We pass over the account given by our author of the usages and manners of the present population of New Mexico, in order to turn to his description of the Pueblos, or villages composed of descendants of the native tribes, who have adopted the religion of their conquerers. At the time of the conquest, they are believed to have been quite numerous, occupying at least a hundred villages; but the number of their villages is now reduced to twenty. They are a sober and industrious race, given to few vices, except such as they have borrowed from the Spaniards, by far the best horticulturists who are to be found in the country, and many of them owners of large numbers of horses and cattle. Their present number is believed not to exceed ten thousand. Each Pueblo is governed by a cacique or gobernadocillo, chosen by the inhabitants, but receiving his commission from the governor of New Mexico. Whenever any public business is to be transacted, the principal chiefs of the Pueblo are convened by the cacique, usually under ground, and all questions are decided by vote. Their proceedings are kept profoundly secret; a good device for protecting the meeting from the infliction of interminable speeches. All subjects appertaining to the police of the village, and the preservation of morality and order, are within their jurisdiction. To them also belongs the right of electing a capitan de guerra, or commander, who is expected to defend the public interests alike in the council-chamber and the field. The people,

though not deficient in bravery, have no strong passion for war; such an inclination could hardly exist in connection with their habitual industry; but when engaged in hostilities, they are said to be ferocious and cruel, not, however, beyond the fashion and example of their Mexican neighbours. Since the period of the conquest, they appear to have degenerated; in the arts, the manufacture of cotton and woollen for example, they are inferior to their ancestors, as well as to the tribes that still retain their liberty.
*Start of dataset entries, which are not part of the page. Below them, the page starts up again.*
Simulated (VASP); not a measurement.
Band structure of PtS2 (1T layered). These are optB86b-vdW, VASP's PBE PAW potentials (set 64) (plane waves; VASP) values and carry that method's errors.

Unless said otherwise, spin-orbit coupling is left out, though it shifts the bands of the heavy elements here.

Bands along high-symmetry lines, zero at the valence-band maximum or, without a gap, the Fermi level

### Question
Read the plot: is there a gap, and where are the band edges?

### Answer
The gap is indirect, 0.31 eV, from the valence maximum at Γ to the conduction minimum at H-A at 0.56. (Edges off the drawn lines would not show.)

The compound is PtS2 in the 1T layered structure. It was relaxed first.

Mr. Gregg devotes a considerable portion of his work to an account of his visit for commercial purposes to the department of Chihuahua, and its places of most prominent. interest. This, with a geographical account of the prairies, and a general description of the Indians of the frontier and the prairies, occupies his second volume. The following account of a part of his Chihuahua expedition will give the reader an idea of his style :

"About twelve miles south of Carrizal there is one of the most charming warm springs, called Ojo Caliente, where we arrived the next day. It forms a basin some thirty feet long by about half that width, and just deep and warm enough for a delightful bath at all seasons of the year. Were this spring (whose outlet forms a bold little rivulet) anywhere within the United States, it would doubtless be converted into a place of fashionable resort. There appears to be a curious phenomenon connected with this spring. It proceeds, no doubt, from the little river of Cármen, which passes within half a mile, and finally discharges itself into the small lake of Patos before mentioned. All the water of this stream disappears in the sand several miles above the spring; and what medium it traverses in its subterranean passage to impart to it so high a temperature, before breaking out in this fountain, would afford to the geologist an interesting subject of inquiry.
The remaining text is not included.